Editorials

Architectural Change

Architectural Change
I was talking with a colleague recently about how architectures have changed over the last decade, and how that change has brought about a lot of successes and failures. The discussion continued to come back to business rules and performance.

Coming from a SQL Server background I liked the ability to store my business rules close to my data in the form of stored procedures or functions. I was able to achieve optimum performance and centralization of the rules.

My colleague preferred, on the other hand, to store business rules outside the database engine for scalability reasons. Putting all your rules in the database restricted your ability to grow; you must simply by bigger/faster hardware or shard your data in some fashion.

With the size of data he was using, a single data store was not manageable. Sharding worked, but required a lot of code to implement and manage. It also resulted in taking some of the work outside of the database and placing it into the sharding layer, resulting in business logic now being in two places.

Of course this led us to the holy grail of software simplicity and performance. We wanted a distributed environment where the business rules were performed as close to the data as possible, like stored procedures on a relational database, but didn’t require a lot of extra coding to manage the distribution of the data, as well as the business logic.
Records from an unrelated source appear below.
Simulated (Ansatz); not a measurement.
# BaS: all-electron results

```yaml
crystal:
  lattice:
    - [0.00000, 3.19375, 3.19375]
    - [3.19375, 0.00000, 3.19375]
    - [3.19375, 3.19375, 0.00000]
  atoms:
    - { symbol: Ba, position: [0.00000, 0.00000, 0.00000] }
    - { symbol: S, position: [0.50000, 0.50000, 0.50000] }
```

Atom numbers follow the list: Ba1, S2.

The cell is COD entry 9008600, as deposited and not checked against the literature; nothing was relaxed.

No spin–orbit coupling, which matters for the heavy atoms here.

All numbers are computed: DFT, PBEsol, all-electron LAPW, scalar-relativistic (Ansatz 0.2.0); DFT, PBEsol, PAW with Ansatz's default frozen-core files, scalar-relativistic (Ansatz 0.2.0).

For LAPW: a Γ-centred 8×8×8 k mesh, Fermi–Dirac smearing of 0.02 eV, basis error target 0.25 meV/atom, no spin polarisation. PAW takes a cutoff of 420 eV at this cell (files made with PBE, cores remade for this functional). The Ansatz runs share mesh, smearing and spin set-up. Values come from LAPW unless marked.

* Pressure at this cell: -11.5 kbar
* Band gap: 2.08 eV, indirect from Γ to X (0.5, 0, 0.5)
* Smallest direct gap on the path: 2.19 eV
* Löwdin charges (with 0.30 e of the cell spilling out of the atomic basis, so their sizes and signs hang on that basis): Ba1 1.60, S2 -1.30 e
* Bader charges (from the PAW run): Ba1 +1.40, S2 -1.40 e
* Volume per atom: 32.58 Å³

It seems to me that the size of the average database, even for a small business, is increasing. As a result, I would think that we will see a lot of different architectures continue to be developed or matured in the next few years to meet the need.

Are there architectures you are considering or trying today that fit into the emerging needs for large scale data stores? I’m wondering if we can project the changes in the workforce resulting from this kind of change? Do you have thoughts on how this impacts what you do today? Or, perhaps, what new skills we will need to acquire for tomorrow?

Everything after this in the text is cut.